Ten years ago, if you were to use the terms “keyless entry,” “electronic lock down” or “panic systems” when speaking to most school officials, you may have been greeted with a look of curiosity or confusion. Now, based on the tragic events of recent history, schools are not only extremely familiar with these terms, but they have likely implemented, or plan to implant, these types of systems.
As someone who has worked with the school industry for a number of years, I can tell you this is not a popular choice, but it is a necessary one. Most people working in schools aspire to create warm, inviting environments— a “prison” feeling, as I have heard some school officials say, does not make anyone excited about following new safety measures. While changes to building security and the flow of traffic throughout the facility may be a complete change in philosophy for some schools, the safety of the children and staff must take precedence. Fortunately, electronic security systems offer many ways to blend tightened security practices with the welcoming environment that schools desire. Here are three common solutions I design for Oregon schools:
1. Keyless entry access control. One of the first things I recommend that schools do is eliminate the use of hard keys, which are nearly impossible to keep track of in a school setting. Instead, key fobs allow for designating and tracking access and scheduling door unlocking as needed. Staff members carry key fobs that allow them access throughout the building as designated by school officials. Most schools can identify one or two key entry points to which all traffic is funneled so that people cannot wander around undetected. Many schools now utilize door entry systems that allow a staff person to speak to and see someone prior to allowing them inside. In front offices, sign-in sheets for visitors and volunteers are now a must, and some schools go as far as to collect ID.

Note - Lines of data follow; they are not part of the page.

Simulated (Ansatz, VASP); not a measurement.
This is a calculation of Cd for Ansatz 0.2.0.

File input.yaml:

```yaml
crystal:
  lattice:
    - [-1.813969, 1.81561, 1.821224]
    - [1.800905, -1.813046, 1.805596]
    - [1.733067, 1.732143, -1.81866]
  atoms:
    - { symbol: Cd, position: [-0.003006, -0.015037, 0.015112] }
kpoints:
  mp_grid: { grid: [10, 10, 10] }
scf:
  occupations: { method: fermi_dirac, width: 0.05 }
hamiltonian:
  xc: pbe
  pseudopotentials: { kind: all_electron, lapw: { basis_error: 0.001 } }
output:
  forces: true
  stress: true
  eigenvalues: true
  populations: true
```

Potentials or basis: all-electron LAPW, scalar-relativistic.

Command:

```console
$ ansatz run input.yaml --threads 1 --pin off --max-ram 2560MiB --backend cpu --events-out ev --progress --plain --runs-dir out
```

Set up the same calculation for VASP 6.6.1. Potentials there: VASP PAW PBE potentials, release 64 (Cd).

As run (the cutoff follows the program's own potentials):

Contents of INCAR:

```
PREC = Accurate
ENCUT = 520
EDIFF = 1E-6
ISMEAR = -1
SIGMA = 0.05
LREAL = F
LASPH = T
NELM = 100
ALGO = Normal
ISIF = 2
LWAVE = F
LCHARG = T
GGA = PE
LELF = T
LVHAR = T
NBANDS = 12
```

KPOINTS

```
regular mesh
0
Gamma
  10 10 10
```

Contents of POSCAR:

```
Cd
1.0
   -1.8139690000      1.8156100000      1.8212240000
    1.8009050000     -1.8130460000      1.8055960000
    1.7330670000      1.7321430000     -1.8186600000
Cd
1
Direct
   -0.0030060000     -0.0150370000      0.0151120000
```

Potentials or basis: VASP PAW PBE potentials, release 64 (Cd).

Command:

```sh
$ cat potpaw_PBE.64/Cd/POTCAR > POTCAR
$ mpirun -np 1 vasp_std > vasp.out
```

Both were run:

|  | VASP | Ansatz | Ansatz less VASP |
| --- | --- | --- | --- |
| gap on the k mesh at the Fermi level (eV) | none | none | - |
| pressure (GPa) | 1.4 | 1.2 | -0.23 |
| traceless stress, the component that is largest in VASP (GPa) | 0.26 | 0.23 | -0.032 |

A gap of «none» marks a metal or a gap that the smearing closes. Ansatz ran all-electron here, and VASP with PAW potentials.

2. Lock down. Electronic lock down systems have become common in schools as part of procedural teachings on dealing with serious emergencies. In the event of an emergency, the ability to have a true lock down in place is essential. If conventional doors are propped or left unlocked, such a lock down cannot be achieved. With an electronic access system, exterior and interior access doors can be immediately locked with the push of a button. All non-entry points should have handles removed or dummy lock cylinders installed to prevent a gap in the lock down effectiveness. Having a staff member run around with a set of keys locking doors in the building when an emergency occurs is no longer a safe or feasible option in most cases.
3. Panic buttons. These are the electronic avenues to an immediate police dispatch during an emergency. Panic buttons can be hardwired in strategic locations or wireless so they can be carried with key personnel. These devices garner quick and targeted police responses to help control a situation immediately. I recommend panic systems that integrate with audio sensors at the site, which allow for dispatchers to inform responders in real time of the events going on inside the facility. Such information is invaluable for law enforcement as they respond to crises.
The three electronic school security solutions listed above are very basic concepts that will surely become commonplace at schools nationwide in the near future, as facilities professionals everywhere try to minimize threats to the safety of students and staff.